Figure 6 – Echo Objection Rate as a Function of ERL and Delay

The areas “Acceptable,” “Limiting Case,” and “Unacceptable” shown in Figure 6 correspond to the probability of encountering objectionable echo as perceived by listeners.

Canceling Echo

Since the invention of the telephone, various techniques and technologies have been employed to cancel echo. Today’s echo cancellation technology uses digital signal processing (DSP) and echo cancellation algorithms. Solving the echo problem in the “Unacceptable” and “Limiting Case” areas of the Echo Objection Rate graph (Figure 6 above) is the key to providing service quality.

Hybrid Echo Cancellation

Hybrid echo cancellers remove echo by creating a replica of the linear echo signal and subtracting it from the far-end speech signal. This method makes use of the fact that the hybrid echo path is stationary. That is, once the call path is established, the round trip delay of the echo signal (tail length) does not vary. This method also considers the fact that the hybrid echo leakage is linear – a given hybrid with a given 2-wire loop produces a predictable echo signal. Therefore, a mathematical model of the echo signal based on the near-end speaker’s voice can be accurately built inside the echo canceller.

Features of a Hybrid Echo Canceller

Figure 7 provides a high-level view of the building blocks for the hybrid echo canceller.


Figure 7 – Hybrid Echo Canceller Functional Blocks

Adaptive Linear Filter
The far-end signal (Receive In, or Rin) is transmitted through the Adaptive Linear Filter, which produces an echo estimate. This echo estimate is then subtracted from the echo signal (Send In, or Sin). The difference between the two signals (error signal) is used to adapt the filter’s coefficients. This process is repeated until the error signal is minimized, and the echo estimate matches the echo as close as possible.

Double Talk Detector
The Double Talk Detector controls the Adaptive Linear Filter behavior during periods when both near-end and far-end signals are at significant levels (when both callers are talking at the same time). The objective is to freeze the filter adaptation during double talk periods because double talk may “confuse” the echo canceller, leading to divergence in the echo canceller algorithm.

Nonlinear Processor
The Nonlinear Processor (NLP) is used to remove the residual echo signal, that is, the components that could not be removed by the linear filter alone. The NLP is not activated during periods of double talk.

Comfort Noise Generator
Optionally, the echo canceller can use the Comfort Noise Generator (CNG) to inject spectrally matched comfort noise during nonlinear processing to avoid a “dead air” effect.

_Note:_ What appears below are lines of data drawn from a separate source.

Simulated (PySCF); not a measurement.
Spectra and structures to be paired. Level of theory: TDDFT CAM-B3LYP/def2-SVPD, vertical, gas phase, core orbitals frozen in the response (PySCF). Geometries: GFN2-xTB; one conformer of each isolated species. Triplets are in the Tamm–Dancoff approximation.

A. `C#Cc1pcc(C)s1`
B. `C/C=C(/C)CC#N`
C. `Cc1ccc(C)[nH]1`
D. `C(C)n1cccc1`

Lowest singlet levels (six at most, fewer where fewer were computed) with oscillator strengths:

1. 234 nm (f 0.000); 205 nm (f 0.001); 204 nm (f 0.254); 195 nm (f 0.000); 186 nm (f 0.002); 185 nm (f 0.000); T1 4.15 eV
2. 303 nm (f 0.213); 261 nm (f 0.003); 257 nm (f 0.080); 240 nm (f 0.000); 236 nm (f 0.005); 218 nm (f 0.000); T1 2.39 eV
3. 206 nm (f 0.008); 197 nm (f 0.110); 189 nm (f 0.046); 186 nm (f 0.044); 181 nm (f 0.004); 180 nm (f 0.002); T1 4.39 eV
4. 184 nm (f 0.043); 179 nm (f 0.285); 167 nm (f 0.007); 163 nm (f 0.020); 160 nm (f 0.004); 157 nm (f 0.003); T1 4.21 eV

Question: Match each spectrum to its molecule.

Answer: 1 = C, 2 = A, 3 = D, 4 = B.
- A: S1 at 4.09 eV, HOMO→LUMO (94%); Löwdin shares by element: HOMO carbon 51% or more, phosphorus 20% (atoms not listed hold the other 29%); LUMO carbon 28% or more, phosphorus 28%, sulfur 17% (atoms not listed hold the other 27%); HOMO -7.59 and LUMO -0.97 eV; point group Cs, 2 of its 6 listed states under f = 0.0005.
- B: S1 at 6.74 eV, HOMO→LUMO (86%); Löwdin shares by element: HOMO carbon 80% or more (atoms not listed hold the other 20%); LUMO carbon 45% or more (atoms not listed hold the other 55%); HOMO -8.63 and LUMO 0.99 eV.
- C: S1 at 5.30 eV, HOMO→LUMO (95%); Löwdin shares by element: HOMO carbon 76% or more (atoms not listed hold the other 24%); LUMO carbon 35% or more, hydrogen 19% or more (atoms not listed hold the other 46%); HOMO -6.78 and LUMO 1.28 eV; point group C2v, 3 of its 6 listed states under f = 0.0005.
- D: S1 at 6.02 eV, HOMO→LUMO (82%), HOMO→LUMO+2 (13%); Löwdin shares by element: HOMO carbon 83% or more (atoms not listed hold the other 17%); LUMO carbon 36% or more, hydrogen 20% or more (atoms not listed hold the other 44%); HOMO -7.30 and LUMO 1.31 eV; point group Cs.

Hybrid Echo Canceller Standards

ITU-T G.168, Digital Network Echo Cancellers: This recommendation describes the characteristics of the echo canceller, as well as the laboratory tests that should be performed on an echo canceller to assess its performance under conditions likely to be experienced in the network.

What to Look for in a Hybrid Echo Canceller

A few key terms defined in the ITU-T G.168 standard are helpful in comparing echo canceller performance.

Echo Return Loss Enhancement
Echo Return Loss Enhancement (ERLE) is defined by G.168 as “The attenuation of the echo signal as it passes through the send path of an echo canceller. This definition specifically excludes any nonlinear processing on the output of the canceller to provide for further attenuation.”

For example, if the echo on a line has an ERL of 15 dB and the echo canceller is capable of an ERLE of 30 dB, then the residual echo is (15 + 30) 45 dB less than the original signal, before non-linear processing is applied.

When comparing echo cancellers, look for an ERLE of greater than 35 dB to be sure that the echo can be reduced to within acceptable levels when the ERL is low. The NLP should be able to provide an additional 30 dB of echo reduction.

Convergence Time
Convergence Time is defined by G.168 as “For a defined echo path, the interval between the instant a defined test signal is applied to the receive-in (Rin) port of an echo canceller with the estimated echo path impulse response initially set to zero, and the instant the returned echo level at the send-out (Sout) port reaches a defined level.”

Once converged, the linear filter produces an optimal model of the echo path. If the echo path changes during the call (for example, because of a call transfer or conference call), the Adaptive Linear Filter re-converges to produce a new model of the echo.

The faster an echo canceller converges, the less time talkers hear their own echo at the start of a conversation. A good echo canceller can converge to 30 dB or better ERL+ERLE within 50 ms.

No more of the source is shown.